Totius Orbis Descriptio.

One of the earliest maps to show the Strait of Anian

Publication details:

Venice, [?Nicolo or Francesco] Valegium, [c1570].

Information:

Double-page engraved map on two sheets, joined.

Bibliography:

Shirley 120; Bifolco TAV. 26, state 2.

Notes:

One of the earliest maps to show the Strait of Anian, separating America from Asia, and so giving a new configuration to northern Asia and the Pacific Ocean. Based on the information on Gastaldi’s ten sheet world map of 1561, which was probably issued to accompany his pamphlet ‘La Universale Descrittione del Mondo’.
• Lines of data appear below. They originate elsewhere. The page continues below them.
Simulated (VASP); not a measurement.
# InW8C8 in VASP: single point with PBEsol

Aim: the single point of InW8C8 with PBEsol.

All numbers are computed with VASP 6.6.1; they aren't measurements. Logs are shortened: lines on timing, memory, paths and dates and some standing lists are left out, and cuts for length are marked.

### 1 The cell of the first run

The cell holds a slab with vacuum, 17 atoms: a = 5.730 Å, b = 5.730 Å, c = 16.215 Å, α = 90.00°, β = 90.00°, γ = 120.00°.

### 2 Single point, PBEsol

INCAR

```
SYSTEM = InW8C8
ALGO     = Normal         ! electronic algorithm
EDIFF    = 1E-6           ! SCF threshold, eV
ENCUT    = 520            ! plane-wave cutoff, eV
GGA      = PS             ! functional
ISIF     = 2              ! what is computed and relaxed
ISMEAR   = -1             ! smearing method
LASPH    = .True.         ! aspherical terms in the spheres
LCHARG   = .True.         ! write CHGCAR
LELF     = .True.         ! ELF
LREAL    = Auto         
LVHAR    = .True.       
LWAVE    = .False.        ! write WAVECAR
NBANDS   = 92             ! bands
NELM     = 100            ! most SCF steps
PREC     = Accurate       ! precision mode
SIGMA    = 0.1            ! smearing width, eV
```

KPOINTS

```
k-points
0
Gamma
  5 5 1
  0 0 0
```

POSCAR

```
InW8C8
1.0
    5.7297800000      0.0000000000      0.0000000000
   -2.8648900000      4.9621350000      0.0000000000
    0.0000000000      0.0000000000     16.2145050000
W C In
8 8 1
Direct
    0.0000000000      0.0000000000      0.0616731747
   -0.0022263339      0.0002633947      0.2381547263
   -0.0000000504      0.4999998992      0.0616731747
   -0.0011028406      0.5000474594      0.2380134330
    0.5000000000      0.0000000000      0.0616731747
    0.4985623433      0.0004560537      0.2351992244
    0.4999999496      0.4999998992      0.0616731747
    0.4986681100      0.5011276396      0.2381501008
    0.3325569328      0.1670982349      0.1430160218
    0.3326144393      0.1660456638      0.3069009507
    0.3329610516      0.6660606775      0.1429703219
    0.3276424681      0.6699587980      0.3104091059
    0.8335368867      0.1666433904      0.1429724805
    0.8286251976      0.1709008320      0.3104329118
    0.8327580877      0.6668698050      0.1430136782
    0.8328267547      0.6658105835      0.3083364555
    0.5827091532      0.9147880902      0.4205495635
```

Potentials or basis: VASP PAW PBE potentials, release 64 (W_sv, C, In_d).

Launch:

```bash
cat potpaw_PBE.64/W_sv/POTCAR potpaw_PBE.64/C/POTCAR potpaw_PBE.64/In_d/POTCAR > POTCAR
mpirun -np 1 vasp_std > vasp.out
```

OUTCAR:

The map is anonymous, and several mapmakers have been suggested as the author of the work. Shirley names Nicolo Nelli as a possible engraver, as it bears great similarity to the large four-sheet map of the world, probably engraved by him, in 1567, at Camocio’s workshop, in Venice (see Shirley 117). Bifolco, have postulated that the map was originally the work of either Ferrando or Donato Bertelli, as the four finely engraved vignette birds-eye views of Venice, Rome, Milan and Naples, bear a great similarity with their output. Bifolco states that all, but the view of Milan, were first represented by Paolo Forlani in his book on cities and fortress of the world, 1567. The maps were later published, this time including Milan, from different plates, by Ferrrando Bertelli in 1568, and by Ferrando Bertelli in 1569, in they city books. Bifolco goes to add weight to the attribution, by stating that Valegio, whose imprint appears on the second issue of the map, purchased a great deal of Bertelli’s stock at the beginning of the seventeenth century. The work also appears in two Italian composite atlas (now housed in Modena’s Estense Library and The Hungarian National Library) which contain numerous Venetian maps many of which are published by Ferrando Bertelli.

The present map is an example of the second state with the addition of “Valegium formis Venetiis”, to the bottom right of the plate. This could either be Nicolò Valegio, active from 1570, or Francesco Valegio, who published work in Venice at the beginning of the seventeenth century and who is known to have purchased many of Bertelli’s plates.

Rare Bifolco records only one institutional example of the present state: The Newberry Library, Chicago.